Full well I realize that Amdahl's law specifies that the upper bound of time equals the sum of the serial portions of an application. Another part of me wonders if it really matters.
Let me rephrase my thoughts: certain portions of applications explicitly need the extra compute power to run. Image processing, audio processing, and physics simulations are heavy. But the glue between these is not.
Of course, we are heading towards the land of highly parallel architectures. There is no denying it. Compute-intensive applications will benefit. The OS will become more complex. Most programmers will not see the difference. They should not need to care about threads. Not even about mutex. Even less about race conditions.
Before I was advocating implicit parallelization through complex objects that would run asynchronously to the main application. But then I started thinking about actual applications to realize that only certain frameworks would need to behave like this. To apply any parallelization strategy globally is silly. Consider processor affinity: a single application using a single thread on a single core will more easily benefit from the cache than a system that is distributed among cores.
If I were to write an application, my first reaction is not to parallelize it, but to see how well it behaves on a single core. Test it. Debug it. Get it working. If the performance is good enough, then I don't bother going the extra step. The argument that processors will become more parallel at the expense of speed is valid -- my reply is that the thinking IBM's Cell was well ahead of its time.

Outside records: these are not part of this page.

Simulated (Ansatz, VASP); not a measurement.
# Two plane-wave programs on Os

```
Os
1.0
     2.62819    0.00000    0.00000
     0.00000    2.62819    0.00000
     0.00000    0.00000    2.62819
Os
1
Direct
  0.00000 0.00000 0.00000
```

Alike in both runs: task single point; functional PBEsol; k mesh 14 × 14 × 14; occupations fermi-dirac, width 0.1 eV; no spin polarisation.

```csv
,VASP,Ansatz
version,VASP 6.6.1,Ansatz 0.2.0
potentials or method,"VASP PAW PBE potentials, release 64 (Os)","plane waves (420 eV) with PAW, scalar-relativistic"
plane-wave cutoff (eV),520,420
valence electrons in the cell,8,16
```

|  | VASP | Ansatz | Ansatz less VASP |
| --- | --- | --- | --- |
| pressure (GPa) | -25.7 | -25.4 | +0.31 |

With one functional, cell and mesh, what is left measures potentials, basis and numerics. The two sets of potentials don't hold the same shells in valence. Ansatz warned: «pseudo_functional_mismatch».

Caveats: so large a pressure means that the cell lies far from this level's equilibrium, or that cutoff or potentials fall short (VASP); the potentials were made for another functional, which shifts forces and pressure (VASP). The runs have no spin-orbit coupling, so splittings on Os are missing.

Let us now consider a simple forms-based application. The application may be serial, but the database engine is a highly parallel system capable of efficiently managing unthinkable amounts of data. The form should run on a single core. There should have no mutexes. No race conditions. The bottle-neck should be accessing and processing requests to the database. To replace what is currently threads (thinking of .NET with a thread stalled with the database query while the other does the UI) the database API should be asynchronous and trigger events on the main thread of the application. Congratulations! Many more people are taking advantage of parallel architectures without becoming parallel programmers!
A more complex example: an image viewer. Something that shows pictures captured from a camera. This application will ask the OS to load an image. Should loading the image be a sequential task? Not for JPEG. Should the application try to load a different image on multiple threads or should the OS work on loading images in the background and present results when needed? The latter should be the case. Ideally, the programmer never has to worry about a mutex. Not even a race condition. The word "parallel" should never come to mind. Essentially, effort should be expended on the UI rather than the technological merits.
I've come up with a counter-example for myself. What if an image is loaded and immediately drawn somewhere? I'll remind myself that OpenGL is a successful asynchronous API, and that drawing only occurs when glFinish is called (maybe even glFlush, and there are other conditions, but we don't need to explore them). So we request an image to be loaded. That happens in the background. Need to blit it? Sure! That can be added to the queue. Display to the screen? That can be queued as well! At the end of the draw call tree for the window and its controls? Good, crunch through that drawing in parallel and display it.
Let us suppose that the application also does facial recognition. Something heavier. Let us suppose that the OS does not support it and it must be done from scratch. "Scratch" is never the case. At a certain point the Eigenvalues will most likely need to be calculated for the light-corrected faces. That sounds like something any scientific library will provide. And these libraries will be tuned for modern parallel machines.
What I'm getting at is that parallelism is not something that everyone will have to deal with. And no-one should want to deal with it. Small pockets of people will deal with it. Most coders will work in software will then become highly sequential. A push to make parallelism exposed in all wakes of software is not the right move. Rather, specialized libraries and software as a service should be parallel.
Software as a service? Think an SQL server. Indexing services specifying what files change. Any request to the OS. Pattern recognition services in the OS. This opens the door to NUMA-style architectures which partition memory regions with processing units -- a much easier way to scale up the number of cores.
Pushing the idea further; parallel applications should be (in the worst case, like) servers independent of the UI.
What I'm getting at is that there are already many things that need to be thought of when writing code. UI design and usability. Correctness. Resource leaks (lingering connections to a database, for example).
Performance from multiple cores, when done right, requires careful management of data. Processor affinity must be respected. Cache lines should not be shared amongst cores. Cache lines should be accessed sequentially. Race conditions. Synchronization.
Consider that an application made to use cache correctly can run twice as fast as the same application made to use multiple threads.
Why should a controller, that ran well on a i386, be forced to worry about parallelism on multiple cores? Are we that bad at creating application programming interfaces?
My conclusion is that parallel processing is not for the masses. It should be available; but used with discretion. This rush towards parallelism in all matters is part of a techno-freak's fantasized reality-distortion field. Yes - we are going parallel. No - we don't need to make software thousands of times more complicated to write (saving time & money) to benefit from it.
Who decides whether your average person must become a parallel programmer? API designers. I'm sure that if they took a step back, then they would realize that for most purposes asynchrony on a single thread is the easy the way forward for end-users of the API.
EDIT: I initially wrote this quite late. I cleaned up the argument (a bit).
NOTE: I really should add notes about the GPU; but that will be left for another post.